By switching to micro-services, we isolated each function:

  1. API Gateway: Routes requests and handles authentication.
  2. Text Cleanup & Tokenization: CPU-friendly text handling.
  3. GPU-Based Sentiment Service: Actual model inference.
  4. Data Storage & Logs: Keeps final sentiment results and error logs.
  5. Monitoring: Observes performance with minimal overhead.


We can now scale each piece independently, boosting performance at specific bottlenecks.


Containerizing for GPU Inference

Our first big step was containerization. Let’s look at a Dockerfile for the GPU-enabled inference service:

FROM nvidia/cuda:11.6.2-cudnn8-devel-ubuntu20.04

WORKDIR /app

# Install Python and system dependencies
RUN apt-get update && \
    apt-get install -y python3 python3-pip git && \
    rm -rf /var/lib/apt/lists/*

RUN python3 -m pip install --upgrade pip

# Copy requirements first for layer caching
COPY requirements.txt .
RUN pip install --no-cache-dir -r requirements.txt

# Copy project files
COPY . .

EXPOSE 5000
CMD ["python3", "sentiment_inference.py"]

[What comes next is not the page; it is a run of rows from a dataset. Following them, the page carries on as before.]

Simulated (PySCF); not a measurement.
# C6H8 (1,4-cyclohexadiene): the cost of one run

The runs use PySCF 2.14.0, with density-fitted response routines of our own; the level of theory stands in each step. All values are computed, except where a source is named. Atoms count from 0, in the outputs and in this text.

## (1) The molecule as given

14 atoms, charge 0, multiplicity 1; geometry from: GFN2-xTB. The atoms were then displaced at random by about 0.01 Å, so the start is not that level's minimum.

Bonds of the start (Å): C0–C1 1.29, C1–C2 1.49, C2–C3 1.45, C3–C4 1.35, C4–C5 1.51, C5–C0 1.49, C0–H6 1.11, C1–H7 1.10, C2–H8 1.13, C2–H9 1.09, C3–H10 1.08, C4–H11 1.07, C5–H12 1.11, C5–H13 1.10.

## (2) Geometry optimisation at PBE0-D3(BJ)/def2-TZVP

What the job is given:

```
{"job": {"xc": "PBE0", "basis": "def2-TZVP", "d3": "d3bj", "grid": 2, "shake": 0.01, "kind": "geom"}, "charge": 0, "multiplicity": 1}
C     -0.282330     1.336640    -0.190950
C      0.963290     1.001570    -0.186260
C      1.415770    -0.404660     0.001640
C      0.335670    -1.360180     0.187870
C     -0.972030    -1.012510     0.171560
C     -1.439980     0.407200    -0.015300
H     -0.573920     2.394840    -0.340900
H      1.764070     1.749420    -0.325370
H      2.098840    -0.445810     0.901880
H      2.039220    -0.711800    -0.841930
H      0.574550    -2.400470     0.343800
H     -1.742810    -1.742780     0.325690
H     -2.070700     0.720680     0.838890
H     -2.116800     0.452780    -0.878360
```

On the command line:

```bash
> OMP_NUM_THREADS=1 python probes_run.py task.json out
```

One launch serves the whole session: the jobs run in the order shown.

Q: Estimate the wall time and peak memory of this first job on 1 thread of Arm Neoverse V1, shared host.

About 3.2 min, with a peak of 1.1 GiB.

This base image includes CUDA drivers and libraries for GPU acceleration. Once we build it and push the container to a registry it’s ready for orchestration.

Kubernetes: GPU Autoscaling in Action

With Kubernetes (K8s), we can deploy and scale each micro-service. We bind inference pods to GPU-backed node types and auto-scale based on GPU utilization:

apiVersion: apps/v1
kind: Deployment
metadata:
 name: sentiment-inference-gpu
spec:
 replicas: 2
 selector:
   matchLabels:
     app: sentiment-inference-gpu
 template:
   metadata:
     labels:
       app: sentiment-inference-gpu
   spec:
     nodeSelector:
       kubernetes.io/instance-type: "g4dn.xlarge"
     containers:
     - name: inference-container
       image: myrepo/sentiment-inference:gpu-latest
       resources:
         limits:
           nvidia.com/gpu: 1
           memory: "8Gi"
           cpu: "2"
         requests:
           nvidia.com/gpu: 1
           memory: "4Gi"
           cpu: "1"

---
apiVersion: autoscaling/v2
kind: HorizontalPodAutoscaler
metadata:
 name: sentiment-inference-hpa
spec:
 scaleTargetRef:
   apiVersion: apps/v1
   kind: Deployment
   name: sentiment-inference-gpu
 minReplicas: 2
 maxReplicas: 15
 metrics:
 - type: Pods
   pods:
     metric:
       name: nvidia_gpu_utilization
     target:
       type: AverageValue
       averageValue: "70"

Whenever GPU load hits our 70% threshold Kubernetes spins up additional pods. This mechanism keeps the system snappy under heavy load, but avoids unnecessary costs during downtime.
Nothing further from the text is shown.